ANALYSIS - As the repercussions of the takeover of Smithfield Foods by the Chinese giant Shuanghui still resound across the US and across the China Sea, further consolidation of the meat processing industry was seen this week with the acquisition of Marfrig’s Brazilian interests in the pig and poultry processor Seara by JBS.
The buyout for a reported $3 billion will increase JBS’s dominance of the global meat processing sector.
Already the leading beef processor with interests not only in Brazil, but also in the US, Canada, Australia and Europe, the deal increases the company’s presence in the pig and perhaps more significantly in the poultry sector.
In recent years, JBS has stepped in to rescue or buy out at competitive prices major poultry processing concerns such as Pilgrims' Pride in the US and the Frangosul interest of the French poultry processor Doux.
For Marfrig, the sale, which also included the OSI Alimentos leather business in Uruguay, will help the company to reduce the burden of its growing debts – said to have reached $6.1 billion.
However, while JBS was making its move for Seara, the Smithfield-Shuanghui deal was coming under close scrutiny from several quarters.
The Securities Exchange Commission in the US took emergency court action to freeze the assets of a Bangkok trader, who was reported to have made more than $3 million on the deal.
The SEC believes that the trader used insider information to bump up the deal and make rapid profits.
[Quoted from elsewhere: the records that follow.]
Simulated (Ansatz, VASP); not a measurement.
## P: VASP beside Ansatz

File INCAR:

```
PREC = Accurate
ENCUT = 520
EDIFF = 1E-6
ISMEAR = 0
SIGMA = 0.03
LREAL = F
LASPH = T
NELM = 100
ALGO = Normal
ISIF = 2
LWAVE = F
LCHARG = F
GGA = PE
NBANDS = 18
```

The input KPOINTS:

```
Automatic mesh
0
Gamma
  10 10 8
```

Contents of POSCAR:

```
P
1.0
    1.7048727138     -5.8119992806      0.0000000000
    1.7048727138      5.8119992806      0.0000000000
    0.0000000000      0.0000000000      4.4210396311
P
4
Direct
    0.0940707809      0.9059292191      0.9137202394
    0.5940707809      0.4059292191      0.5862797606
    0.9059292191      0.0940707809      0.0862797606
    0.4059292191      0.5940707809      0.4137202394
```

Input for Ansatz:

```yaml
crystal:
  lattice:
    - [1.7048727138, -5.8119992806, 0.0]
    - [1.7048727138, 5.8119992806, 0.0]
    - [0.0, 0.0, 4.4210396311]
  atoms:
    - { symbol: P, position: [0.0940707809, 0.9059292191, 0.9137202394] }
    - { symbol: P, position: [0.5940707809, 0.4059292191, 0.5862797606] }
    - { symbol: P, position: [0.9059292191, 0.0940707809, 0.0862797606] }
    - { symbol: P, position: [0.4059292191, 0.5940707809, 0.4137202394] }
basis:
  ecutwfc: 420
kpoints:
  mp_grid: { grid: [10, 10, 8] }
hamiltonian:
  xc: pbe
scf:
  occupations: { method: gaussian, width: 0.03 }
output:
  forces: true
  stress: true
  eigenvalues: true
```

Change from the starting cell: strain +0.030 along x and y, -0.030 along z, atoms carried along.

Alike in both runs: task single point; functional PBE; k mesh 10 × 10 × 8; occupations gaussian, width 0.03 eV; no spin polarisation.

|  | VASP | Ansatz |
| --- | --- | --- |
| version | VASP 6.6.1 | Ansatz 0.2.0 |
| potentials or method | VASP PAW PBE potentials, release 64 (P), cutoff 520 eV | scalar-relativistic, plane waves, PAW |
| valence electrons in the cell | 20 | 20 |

The SEC alleges that Badin Rungruangnavarat purchased thousands of out-of-the-money Smithfield call options and single-stock futures contracts from 21 May to 28 May in an account at Interactive Brokers LLC.
Rungruangnavarat allegedly made these purchases based on material, non-public information about the potential acquisition, and among his possible sources is a Facebook friend who is an associate director at an investment bank to a different company that was exploring an acquisition of Smithfield.
After profiting from his timely and aggressive trading, Rungruangnavarat sought to withdraw more than $3 million from his account on 3 June.
While the SEC was taking this action, doubts were starting to creep in over whether the Shuanghui-Smithfield deal could go ahead.
Concerns have been raised that the deal could conflict with regulations over foreign ownership of farm land in the US.
And now some members of Congress are also raising questions over the takeover.
Congressman J Randy Forbes, who represents Virginia where Smithfield has its headquarters said: “As what would be the largest takeover of a U.S. company by a Chinese buyer, the potential purchase of Smithfield Foods by Chinese meat processor Shuanghui International Holdings warrants robust analysis and review to ensure the safety and security of America’s citizens as well as the preservation of national economic interests, food safety, and environmental standards. I look forward to following that review process closely.”
Meanwhile, in Europe, the shake-up at the giant European meat processor VION Foods continues with a whole-scale change of management at its German operations including the departure of Norbert Barfuβ.